A memorial QR code lets anyone who visits a grave, headstone, or gravestone scan a small square with a phone camera and open a tribute — photos, a life story, a video, or a guest book. It turns a fixed plaque into a doorway to a fuller memory. The code itself carries a web address; the memory lives on a page you choose and keep.

How to create your memorial qr code

Follow these steps to build a durable, editable memorial QR code with CodeQR's QR code generator.

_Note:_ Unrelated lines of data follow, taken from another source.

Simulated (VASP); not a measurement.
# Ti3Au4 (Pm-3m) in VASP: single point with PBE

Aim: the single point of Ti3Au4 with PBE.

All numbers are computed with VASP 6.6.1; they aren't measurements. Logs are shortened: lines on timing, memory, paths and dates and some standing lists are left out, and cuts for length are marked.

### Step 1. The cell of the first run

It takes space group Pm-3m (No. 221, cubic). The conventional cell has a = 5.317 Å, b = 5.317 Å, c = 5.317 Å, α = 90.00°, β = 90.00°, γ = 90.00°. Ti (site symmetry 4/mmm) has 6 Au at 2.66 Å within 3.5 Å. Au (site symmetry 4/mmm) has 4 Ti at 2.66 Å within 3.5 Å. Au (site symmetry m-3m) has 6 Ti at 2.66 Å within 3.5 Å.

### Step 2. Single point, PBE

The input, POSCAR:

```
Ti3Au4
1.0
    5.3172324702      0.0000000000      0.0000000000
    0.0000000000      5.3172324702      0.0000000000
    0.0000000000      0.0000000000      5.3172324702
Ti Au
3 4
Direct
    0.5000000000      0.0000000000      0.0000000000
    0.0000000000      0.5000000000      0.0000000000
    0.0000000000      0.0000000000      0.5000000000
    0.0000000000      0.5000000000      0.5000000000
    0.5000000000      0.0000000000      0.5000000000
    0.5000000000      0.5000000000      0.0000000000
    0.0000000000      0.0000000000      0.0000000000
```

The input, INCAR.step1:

  1. Get cemetery permission first. Before you design or order anything, ask the cemetery office what is allowed on the headstone. Policies vary widely, and veterans' and national cemeteries are the strictest about attaching or engraving anything on a government-issued stone. This step comes first because it can change everything else.
  2. Set up the tribute page you control. Decide where the code will send people — a memorial website, a family-managed page, or a shared photo album. Keep the credentials so the page stays yours to edit.
  3. Generate a dynamic URL QR code in CodeQR. Create a URL QR code that points at that tribute page. Choose a dynamic code so you can redirect it later without touching the physical stone.
  4. Customize the design for the setting. Add a small logo, adjust colors for strong contrast, and add short frame text like "Scan to remember." Every QR code carries built-in error correction — at the highest level, H, roughly 30% of a damaged or obscured code can still be recovered[^1] — which is why a well-made code keeps scanning as the surface ages.
  5. Order the engraving or plaque, then test. CodeQR does not sell plaques, medallions, or engraving, so take your finished code file to an engraver or plaque maker. For outdoor use, engraved metal or laser-etched stone lasts far longer than an adhesive sticker. Scan the finished piece with an ordinary phone camera before installation.
  6. Track scans over time. Use scan analytics to see when and where the code is being read, which tells you the tribute is reaching visitors.

The CodeQR analytics dashboard plotting activity across 12 months — the long-window view for a code that needs to keep working for years

Practical example

Consider a family setting a granite headstone for a grandparent and wanting visitors to see old photographs and a short written history. They confirm with the cemetery office that a laser-etched code in the corner of the stone is permitted. They build a simple tribute page, then generate a dynamic memorial QR code that points to it.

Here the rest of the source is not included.